The Modern Fairies By Clare Pollard Avid Reader: 272 pages, $28 (July 23)

Those in search of a bawdy fairy tale should look no further than Pollard’s novel set during the reign of Louis XIV. Intellectuals from Versailles gather at the home of Madame Marie D’Aulnoy. They bring court gossip and romantic desire with them, and they entertain each other with ribald tales of missing glass slippers, beauties and beasts, while remaining oblivious to the wolf that waits outside their salon door. Pollard imagines the origins of many of the tales gathered by Charles Perrault.

"The Future Was Now" by Chris Nashawaty

The Future Was Now: Madmen, Mavericks, and the Epic Sci-Fi Summer of 1982 By Chris Nashawaty Flatiron: 304 pages, $30 (July 30)

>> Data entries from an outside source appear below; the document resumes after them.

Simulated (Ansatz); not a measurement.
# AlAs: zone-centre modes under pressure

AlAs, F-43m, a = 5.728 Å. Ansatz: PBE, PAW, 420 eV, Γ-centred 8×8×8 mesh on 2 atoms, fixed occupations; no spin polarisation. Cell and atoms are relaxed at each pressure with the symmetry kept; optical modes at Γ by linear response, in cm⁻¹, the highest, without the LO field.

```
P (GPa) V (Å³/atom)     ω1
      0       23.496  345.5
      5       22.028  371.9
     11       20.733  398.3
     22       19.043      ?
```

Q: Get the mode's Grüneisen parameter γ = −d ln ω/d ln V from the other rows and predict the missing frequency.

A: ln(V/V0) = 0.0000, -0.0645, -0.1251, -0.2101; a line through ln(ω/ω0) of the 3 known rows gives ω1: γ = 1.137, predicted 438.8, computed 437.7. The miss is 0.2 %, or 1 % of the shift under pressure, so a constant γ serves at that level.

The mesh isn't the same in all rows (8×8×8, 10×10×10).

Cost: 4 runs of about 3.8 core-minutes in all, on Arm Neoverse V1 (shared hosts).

The summer of 1982 took moviegoers on epic rides through the sci-fi worlds of a future L.A. and the Australian desert, and introduced a lost extraterrestrial trying to get home. In all, eight sci-fi adventures were released that summer, and Nashawaty, former Entertainment Weekly film critic, expertly covers their behind-the-scenes conflicts and (not surprising) ego clashes. Hollywood boldly went where it hadn’t gone before and Nashawaty chronicles the journeys.

"Mystery Lights" by Lena Valencia

Mystery Lights By Lena Valencia Tin House: 256, $18 (Aug. 6)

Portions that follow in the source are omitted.